Monday, September 04, 2006

John Moies, Boston retailer

Pvt. John Moies of the 14th Regiment was convicted of robbing a shop in 1769, as I described in my last two postings. He was sentenced to be whipped and sold into servitude for three years—and his commanding officer got the distinct impression that Pvt. Moies was pleased to get out of the army, even in such a painful way.

Moies probably went to work in Dorchester, then a town just outside Boston. He married Ruth Davenport there on 19 Sept 1771, and town records show "John Moies & his Family" settling in Dorchester that year.

On 3 March 1773, John Moies and Ruth Davenport showed up at Trinity Church, shown here thanks to Julie L. Sloan. It was one of Boston's three Anglican churches (Dorchester had none). The Moises brought two children they wanted baptized: John, born 16 Feb 1772 (or five months after the couple's marriage), and Mary Davenport, born 9 Dec 1772 (a surprising ten months after her brother).

Between 1774 and 1780, John and Ruth Moies had five more children baptized at Trinity. One, named James, died a day afterwards, only ten days old. Two others were named John, indicating that the couple's first two sons of that name did not live long, either. That leaves four children who might have grown to adulthood. John Moies also acted as sponsor at the baptism of another family's baby, Joshua Convers Hyde, in 1777.

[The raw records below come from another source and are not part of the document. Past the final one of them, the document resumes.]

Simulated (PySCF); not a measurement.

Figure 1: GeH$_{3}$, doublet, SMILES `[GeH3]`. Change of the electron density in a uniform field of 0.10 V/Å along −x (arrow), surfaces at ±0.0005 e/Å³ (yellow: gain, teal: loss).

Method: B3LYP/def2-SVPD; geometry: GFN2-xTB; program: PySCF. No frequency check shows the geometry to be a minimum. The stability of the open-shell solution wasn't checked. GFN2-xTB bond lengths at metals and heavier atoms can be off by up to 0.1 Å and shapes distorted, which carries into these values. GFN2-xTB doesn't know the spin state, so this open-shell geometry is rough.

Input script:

Moies's name shows up as a taxpayer on Boston's 1780 "Takings" list, and in 1781 the town granted him a license to sell liquor as a retailer (as opposed to a tavern-keeper) at "the Head of Long Lane." Furthermore, in 1783 John Moies made out a deposition that stated:
in the month of March 1776 I was desired of John Andrews to go into Mr. Samuel Elliot's Store in Wilsons Lane and to watch there in order to prevent the British Soldiers then in town from plundering the goods in the store. When I first entered I found the floor covered near two feet deep with bound books, pamphlets, and books in sheets, very much torn and defaced. The books appeared to have been taken out of four or five trunks of boxes then standing on the floor, other boxes and bales of goods marked with Mr. Elliot's mark were broke open and scattered about the store
Thus, within seven years of Moies's sentence for theft, Boston shopkeepers trusted him to stop British soldiers from looting. (Not that he actually managed to do so.) Other records indicate he lived on Milk Street and, in 1789, served in fire engine company #7. A decade after being arrested in a British army uniform, Moies was an American citizen, working and raising a family in Boston even while the U.S. of A. was at war with Britain.

Moies died in Boston on 12 May 1789, aged forty-nine, his death recorded at Trinity Church. It looks like his son John moved back to Dorchester by 1798, having children there with his wife Mary.